Stop The Bleeding: 4 Strategies To Troubleshoot, Triage Data Anomalies

Quickly identify, isolate and fix malfunctioning data pipelines for quality data, happier stakeholders and a stress-free workday.

I need your help. Take a minute to answer a 3-question survey to tell me how I can help you outside this blog. All responses receive a free gift.

The Usual Suspects Cause Anomalies In Your Data

Only in data science does a mistake make the company look better.

Spikes in user activity, millions more rows of mineable data and inflated revenue values.
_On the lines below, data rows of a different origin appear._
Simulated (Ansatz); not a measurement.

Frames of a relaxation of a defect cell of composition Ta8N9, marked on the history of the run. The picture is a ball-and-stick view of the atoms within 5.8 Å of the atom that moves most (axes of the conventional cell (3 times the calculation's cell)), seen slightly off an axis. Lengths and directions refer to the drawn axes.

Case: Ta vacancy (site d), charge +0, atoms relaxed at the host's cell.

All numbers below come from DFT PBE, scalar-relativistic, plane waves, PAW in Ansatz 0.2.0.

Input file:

On the surface, these all sound like good things. In more volatile fields like finance it’s rare but still plausible for an investment banker to approach a manager, say an investment’s returns increased by 5x overnight, and for the manager to not think anything of it.

If you say that to a data-minded executive, in their mind, your voice will fade and the only sound they’ll hear is alarm bells.

This kind of strange, out-of-nowhere variance in data has a name: Anomaly.

This engagement ratio should be normalized to be out of 1.0. The fact that values spike to 1.5 is concerning and would be considered anomalous. Data: My own. Screenshot by the author.

Companies with solid data infrastructure incorporate upstream and downstream checks for anomalies to ensure that the data that is delivered is clean, timely and, above all, accurate.

But such detection systems aren’t intelligent enough to just “know” how to spot an anomaly. These systems become more reliable as their underlying models are trained over time and on increasingly vast sources of data.

So if your model is unqualified for the job, who identifies, investigates and troubleshoots anomalies in newer data sources?

You.

For a newer data engineer, getting a message like “I don’t know what’s going on with this data” can be a bit intimidating, even if it’s something you partially or entirely built.

Luckily, as you gain experience investigating data anomalies, you start repeatedly encountering the same “usual suspects.”

Put a bandaid on your broken pipelines. Photo by Slashio Photography on Unsplash.

Usual Suspect #1: A Broken Pipeline

The good news is a broken pipeline is simultaneously the easiest and hardest suspect to catch.

The tricky part is that when I say “broken” pipeline, I’m not referring to a script that triggers errors.

That’s a different beast.

Remember:

Execution != functionality.

In my mind if a pipeline isn’t reliably fulfilling its intended function, it’s broken.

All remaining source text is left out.